House Oversight Committee Chairman James Comer has formally requested financial records from firms owned by Rep. Ilhan Omar’s husband, Timothy Mynett, after disclosures have shown their reported value skyrocketed from approximately $51,000 to as much as $30 million in a single year.
In a letter released Friday, Comer demanded documents from two companies tied to Mynett: eStCru LLC, a California winery, and Rose Lake Capital, an investment firm. The Kentucky Republican wrote: “There are serious public concerns about how your businesses increased so dramatically in value only a year after reporting very limited assets.”
Comer has set a February 19 deadline for Mynett to produce communications, Securities and Exchange Commission records, and travel documents related to trips he made to the United Arab Emirates, Somalia, and Kenya.

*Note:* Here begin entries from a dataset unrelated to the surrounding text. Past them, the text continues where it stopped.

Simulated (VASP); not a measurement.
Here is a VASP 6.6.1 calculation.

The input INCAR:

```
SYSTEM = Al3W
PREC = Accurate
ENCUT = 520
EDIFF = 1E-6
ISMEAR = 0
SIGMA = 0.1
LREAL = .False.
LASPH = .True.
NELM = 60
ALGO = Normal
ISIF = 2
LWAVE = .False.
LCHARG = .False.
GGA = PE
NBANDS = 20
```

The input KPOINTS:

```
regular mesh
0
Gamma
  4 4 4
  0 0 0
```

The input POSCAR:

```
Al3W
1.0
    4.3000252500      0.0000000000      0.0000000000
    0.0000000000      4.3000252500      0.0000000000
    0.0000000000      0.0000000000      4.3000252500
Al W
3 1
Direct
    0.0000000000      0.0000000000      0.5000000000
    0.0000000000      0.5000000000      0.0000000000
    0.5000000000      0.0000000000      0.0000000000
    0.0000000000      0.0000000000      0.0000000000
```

According to Omar’s financial disclosure filed in May 2025, eStCru jumped from a reported value between $15,001 and $50,000 in 2023 to between $1 million and $5 million in 2024, as previously covered by DX. Rose Lake Capital saw an even more dramatic increase, rising from between $1 and $1,000 to a range of $5 million to $25 million.
“Given that these companies do not publicly list their investors or where their money comes from, this sudden jump in value raises concerns that unknown individuals may be investing to gain influence with your wife. Media reports further suggest that you may have raised money from investors using misleading information, meaning some of those funds may have been obtained improperly,” added Chairman Comer.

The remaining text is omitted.